[Note: I’ve been back on the farm since Monday, but still have a couple of posts I need to compile and post. This is from Nov 15th]
I’m spent. Sure, I’m spent every day, but today is a new shade of spent, a new angle on the feeling of being “done.” Past days, it was a sun/paddle/snorkel/sun/paddle/snorkel routine that left me feeling desiccated, no matter how much water I forced down my gullet. No matter that we were immersed in water, water everywhere, and even with as many drops, and cups and water bottles full to drink, it seemed to pass through me, leaving me feeling, at the end of the day like a damp piece of beef jerky.
The heat – even yesterday, the heat was staggering. But this morning, the rains that come every night never let up, and continued on through the day. It drizzled, bucketed, lashed, and sometimes merely rained. Fresh water on the sea, tiny drops rebounding improbably when they hit, reflecting and refracting the gray above to make the sea a dark sky of four-point stars twinkling below us as we plowed along in our plastic spaceships.

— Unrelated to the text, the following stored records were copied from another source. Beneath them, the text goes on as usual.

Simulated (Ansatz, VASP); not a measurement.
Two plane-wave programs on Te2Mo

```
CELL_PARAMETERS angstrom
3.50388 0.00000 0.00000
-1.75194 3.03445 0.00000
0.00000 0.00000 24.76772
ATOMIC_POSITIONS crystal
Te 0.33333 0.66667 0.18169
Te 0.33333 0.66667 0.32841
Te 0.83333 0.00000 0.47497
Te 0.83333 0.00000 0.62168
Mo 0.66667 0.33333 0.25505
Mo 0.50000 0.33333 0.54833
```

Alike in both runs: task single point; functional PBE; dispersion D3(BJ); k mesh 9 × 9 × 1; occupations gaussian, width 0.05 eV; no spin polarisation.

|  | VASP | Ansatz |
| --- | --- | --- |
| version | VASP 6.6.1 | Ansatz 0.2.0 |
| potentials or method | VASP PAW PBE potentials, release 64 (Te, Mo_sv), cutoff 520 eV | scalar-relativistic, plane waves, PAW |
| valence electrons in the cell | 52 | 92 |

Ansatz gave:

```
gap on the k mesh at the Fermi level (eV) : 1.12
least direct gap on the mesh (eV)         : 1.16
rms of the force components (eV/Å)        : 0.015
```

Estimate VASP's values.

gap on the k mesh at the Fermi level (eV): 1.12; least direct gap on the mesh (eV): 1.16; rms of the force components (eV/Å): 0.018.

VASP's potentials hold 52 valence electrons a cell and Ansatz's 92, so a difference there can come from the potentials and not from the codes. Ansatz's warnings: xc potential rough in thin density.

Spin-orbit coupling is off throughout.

It was a warm rain by Pacific Northwest standards, but it was relentless, and that relentlessness can sap you as surely as the cold. It hammered the tin roof of the ranger station on Eil Malk Island, bracing for our hike to the interior where we were to swim in the fabled Jellyfish Lake. Chilled the surface of the lake itself – if you dove down, deeper and deeper past the millions of moon jellies and golden jellies, it got warm, then even hot. Unnervingly hot. But you always had to return to the surface, and the relentless tap tap tapping of the rain.
And after the dive, after the hike, after some more paddling and another short hike, three more miles of open water against the wind, back to camp. Stops along the way, giant clams to dive among, stilling the movie-borne imaginations of one snapping closed on a wayward hand of foot and trapping you down there, down there where it was warm and silent. I kept my distance.
But when your breath was done, there was no choice but to return to the surface, to the lashing wind and waves, to the kayaks lashed together offshore.
Came time for the final dash back to camp, Cap’n Jeff brought the boat over, with the option of ferrying us. But to sit still in that wind? Most of us chose the heat of pumping arms, pumping blood, powering ourselves across the strait, swells crashing over our tiny plastic bows. We were warm again by landfall, dragging our boats up on the sand, then a little farther so that high tide wouldn’t take them.
We stumbled out of our wet clothes into mercifully dry towels after a cold shower (solar, you see) to take the salt off. All I needed then was a dry change of clothes and a quiet still place in which to sit and write. The now-familiar behind the scenes evening bustle continued as an indistinct light faded to darker gray: Ludy directing work around the outdoor camp kitchen, Adam and JD securing tarps to where tents have been taking the brunt of the wind and rain. As I sit and write, the oily scent of citronella is cut with snatches of cooking meat – warm and rich in unfamiliar spice. My urge is to jump up and try to help – with the tarps, with the table, with anything. I like to think that’s my nature: to try and help. But tonight? Tonight I have nothing left.